Leapcell

Posted on Jan 31

Scaling Node.js: Multi-threading You Need to Know

#webdev #javascript #node #programming

In Node.js, due to its single-threaded nature, the main thread is used to execute non-blocking I/O operations. However, when executing CPU-intensive tasks, relying solely on a single thread may lead to performance bottlenecks. Fortunately, Node.js provides several methods to enable and manage threads, allowing applications to take advantage of multi-core CPUs.

Why Enable Subthreads?

The main reasons for enabling subthreads in Node.js are to handle concurrent tasks and improve application performance. Node.js is inherently based on an event-loop, single-threaded model, meaning that all I/O operations (such as file reading/writing and network requests) are non-blocking. However, CPU-intensive tasks (such as large-scale computations) may block the event loop, affecting the overall performance of the application.

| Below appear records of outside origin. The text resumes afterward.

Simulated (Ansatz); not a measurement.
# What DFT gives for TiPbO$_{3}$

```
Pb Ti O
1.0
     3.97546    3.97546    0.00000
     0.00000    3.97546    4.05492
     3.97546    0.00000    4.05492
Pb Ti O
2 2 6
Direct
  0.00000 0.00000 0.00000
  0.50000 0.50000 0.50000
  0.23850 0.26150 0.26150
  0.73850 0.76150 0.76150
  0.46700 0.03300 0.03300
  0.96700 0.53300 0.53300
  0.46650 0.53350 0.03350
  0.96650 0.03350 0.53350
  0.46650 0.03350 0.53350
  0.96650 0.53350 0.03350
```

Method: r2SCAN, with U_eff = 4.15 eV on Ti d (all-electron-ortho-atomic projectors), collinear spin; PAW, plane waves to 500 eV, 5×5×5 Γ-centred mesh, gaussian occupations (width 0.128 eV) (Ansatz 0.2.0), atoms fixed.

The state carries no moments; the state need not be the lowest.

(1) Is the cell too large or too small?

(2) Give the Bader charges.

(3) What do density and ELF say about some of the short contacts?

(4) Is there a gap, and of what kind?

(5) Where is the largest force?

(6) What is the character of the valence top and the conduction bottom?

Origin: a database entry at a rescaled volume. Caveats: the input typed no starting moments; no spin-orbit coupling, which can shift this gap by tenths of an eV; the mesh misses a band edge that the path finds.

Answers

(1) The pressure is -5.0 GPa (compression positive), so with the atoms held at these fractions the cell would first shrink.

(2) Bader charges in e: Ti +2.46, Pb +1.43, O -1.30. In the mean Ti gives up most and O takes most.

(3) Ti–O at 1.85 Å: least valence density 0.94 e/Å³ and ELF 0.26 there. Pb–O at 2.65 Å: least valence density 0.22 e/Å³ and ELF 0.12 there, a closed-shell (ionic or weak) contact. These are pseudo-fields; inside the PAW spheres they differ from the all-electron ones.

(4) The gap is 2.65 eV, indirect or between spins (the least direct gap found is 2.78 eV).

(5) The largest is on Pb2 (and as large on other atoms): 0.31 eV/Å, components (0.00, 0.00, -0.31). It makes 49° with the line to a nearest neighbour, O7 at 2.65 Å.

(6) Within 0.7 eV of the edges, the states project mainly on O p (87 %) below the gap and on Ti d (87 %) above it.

Enabling subthreads helps solve the following issues:

Non-blocking operations: The design philosophy of Node.js revolves around non-blocking I/O. However, if external commands are executed directly in the main thread, the execution process may block the main thread, impacting the application's responsiveness. By executing these commands in subthreads, the main thread retains its non-blocking characteristics, ensuring other concurrent operations are not affected.
Efficient use of system resources: By using child processes or worker threads, a Node.js application can better utilize the computing power of multi-core CPUs. This is especially useful for executing CPU-intensive external commands, as they can run on separate CPU cores without affecting Node.js’s main event loop.
Isolation and security: Running external commands in subthreads adds an extra layer of security to the application. If an external command fails or crashes, this isolation helps protect the main Node.js process from being affected, thereby improving application stability.
Flexible data processing and communication: With subthreads, external command outputs can be processed flexibly before being passed back to the main process. Node.js offers multiple ways to implement inter-process communication (IPC), making data exchange seamless.

Methods to Enable Subthreads

Next, we will explore different ways to enable subthreads in Node.js.

Child Processes

Node.js's child_process module allows running system commands or other programs by creating child processes that can communicate with the main process. This is useful for executing CPU-intensive tasks or running other applications.

spawn()

The spawn() method in the child_process module is used to create a new child process that executes a specified command. It returns an object with stdout and stderr streams, allowing interaction with the child process. This method is ideal for long-running processes that generate large amounts of output since it processes data as a stream, rather than buffering it all at once.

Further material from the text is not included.